US Supreme Court Justice Antonin Scalia used to appeal to the concept of intentionalism as the foundation of his legal opinions on the meaning of the Constitution. That is, one must go back to discern the intentions of the framers when they wrote the Constitution.

Already there are problems with this view. Does this mean we are to read their minds? If not, what? Also, who are the framers? Does the document submitted by the Constitutional Convention for approval by the colonies embody the framers' collective intent, or rather the sum of their original intentions? Do the intentions of anyone else matter? What about those in each colony who voted to approve or not to approve the Constitution? Do the intentions of those who approved count, but not those who disagreed?
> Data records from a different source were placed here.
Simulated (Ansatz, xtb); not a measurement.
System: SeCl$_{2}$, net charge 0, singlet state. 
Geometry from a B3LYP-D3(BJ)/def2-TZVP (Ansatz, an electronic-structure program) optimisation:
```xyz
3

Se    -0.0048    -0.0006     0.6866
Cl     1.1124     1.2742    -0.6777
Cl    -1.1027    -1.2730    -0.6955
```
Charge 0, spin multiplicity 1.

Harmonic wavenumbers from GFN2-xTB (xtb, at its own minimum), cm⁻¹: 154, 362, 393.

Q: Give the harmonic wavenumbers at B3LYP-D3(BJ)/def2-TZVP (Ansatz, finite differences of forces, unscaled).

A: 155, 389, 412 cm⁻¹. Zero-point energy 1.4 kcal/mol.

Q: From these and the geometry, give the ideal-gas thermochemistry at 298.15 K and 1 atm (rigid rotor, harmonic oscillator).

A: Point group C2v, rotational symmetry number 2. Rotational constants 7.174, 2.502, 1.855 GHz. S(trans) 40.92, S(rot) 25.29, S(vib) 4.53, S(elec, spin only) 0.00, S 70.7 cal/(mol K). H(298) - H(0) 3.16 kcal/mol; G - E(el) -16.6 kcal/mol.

Before the Constitution was adopted, there was a fierce debate between the Federalists, who supported adoption of the Constitution, and the anti-Federalists, who were against it. Are the anti-Federalists to be consigned to the dust bin of history? I would say that many of the anti-Federalists would have agreed with the basic political philosophy that Justice Scalia embraces. And, moreover, I presume that Scalia, if he were candid, would agree with them, if only because he abandoned his original philosophy of intentionalism in favor of textualism.

Textualism attempts to discern the actual meaning of the words in the Constitution. This requires close reading of the text. Interestingly, a movement in literary theory in the 1950s and 1960s, called the New Criticism, also claimed to derive meaning from the intensive study of text. In it, one focuses intently on relatively short passages and attempts to relate the insights which emerge to other aspects of the literary work: character, images, theme, allusions, metaphors, plot and so forth. As can be seen, the purpose here is to open up the text. The hope is to arrive at a better understanding of the work as a whole. Scalia's interest in the text, on the other hand, instead of focusing outward to the whole, looks inward to the specific. In short, it ends where the New Criticism begins. Where then does it start? That is the question. What is the origin of Justice Scalia's thinking? The only answer to this question, I believe, is that it begins within Scalia himself and unfolds in his life history.* It is clear, to me at least, that Scalia's public statements about the Constitution, on and off the official record, are a trail of sophistry.

Frankly, I don't see how anyone can claim that the techniques of textualism or intentionalism alone, or together for that matter, can arrive at a plausible Constitutional interpretation of the many complex issues presented by typical Supreme Court cases, and much less the more controversial ones. How reliable can one man's understanding be of the minds of the framers (whatever "framers" means)? And why would Scalia have any special understanding of the meaning of words in the 1780s? Or even if Scalia is not a court of one,* even if he convinces a majority of members of the Supreme Court, is that proposition any more convincing?

No. What is missing in either case is context. Both text and intentions are abstractions; context is real. Philosophers of language distinguish between semantics, the words themselves, and pragmatics, the consequences of language in the real world. Intentions lead to consequences, but Scalia’s strict constructualism (i.e, textualism) insists upon semantics only. Pragmatism aligns with Scalia’s intentionalism, the problems with which we have seen above. But this is the very approach Scalia abandoned. Scalia thus falls between two stools.

* I owe this idea to Jeffrey Toobin.

** Bruce Allen Murphy, A Court of One (Simon & Schuster; Reprint edition (June 30, 2015)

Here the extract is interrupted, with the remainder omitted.